Child's Punishment Overturned By Canadian Court

Written by , Posted in The Nanny State & A Regulated Society

As the state gets ever bolder in supplanting parents, court cases like this could become common place in America.

First, the father banned his 12-year-old daughter from going online after she posted photos of herself on a dating site. Then she allegedly had a row with her stepmother, so the father said his girl couldn’t go on a school trip.

The girl took the matter to the court – and won what lawyers say was an unprecedented judgment.
Madam Justice Suzanne Tessier of the Quebec Superior Court ruled on Friday that the father couldn’t discipline his daughter by barring her from the school trip.

The judge’s decision, made from the bench, applies only to the girl’s unusual circumstances, lawyers for both sides said, trying to dispel visions of grounded teenagers rushing to the nearest courthouse to overturn their parents’ punishments. Nevertheless, the case triggered an uproar in the Gatineau region of Quebec, near Ottawa, where the girl, her divorced parents and her stepmother live.

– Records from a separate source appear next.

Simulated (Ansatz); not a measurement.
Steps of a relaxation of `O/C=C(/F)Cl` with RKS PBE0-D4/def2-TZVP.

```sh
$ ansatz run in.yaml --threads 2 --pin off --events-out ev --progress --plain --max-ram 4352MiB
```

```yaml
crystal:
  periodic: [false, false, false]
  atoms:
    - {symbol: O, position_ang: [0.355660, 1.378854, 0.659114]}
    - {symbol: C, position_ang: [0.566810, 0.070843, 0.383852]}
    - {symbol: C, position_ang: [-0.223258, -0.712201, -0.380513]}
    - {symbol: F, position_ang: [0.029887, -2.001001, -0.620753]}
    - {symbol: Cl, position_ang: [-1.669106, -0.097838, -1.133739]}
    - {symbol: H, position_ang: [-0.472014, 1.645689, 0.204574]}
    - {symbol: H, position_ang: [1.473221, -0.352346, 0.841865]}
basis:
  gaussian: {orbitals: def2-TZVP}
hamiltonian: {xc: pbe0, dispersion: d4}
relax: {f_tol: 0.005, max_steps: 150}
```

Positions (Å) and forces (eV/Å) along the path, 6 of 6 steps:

…Before Judge Tessier, she cited Sections 159 and 604 of the Quebec Civil Code, which allow minors in some circumstances to initiate court proceedings relating to the exercise of parental authority.

Ms. Beaudoin said Section 159 is normally used in extreme circumstances, for example when a child wants to be removed from negligent parents.

Now the nannies have the authority to second-guess your parental punishments.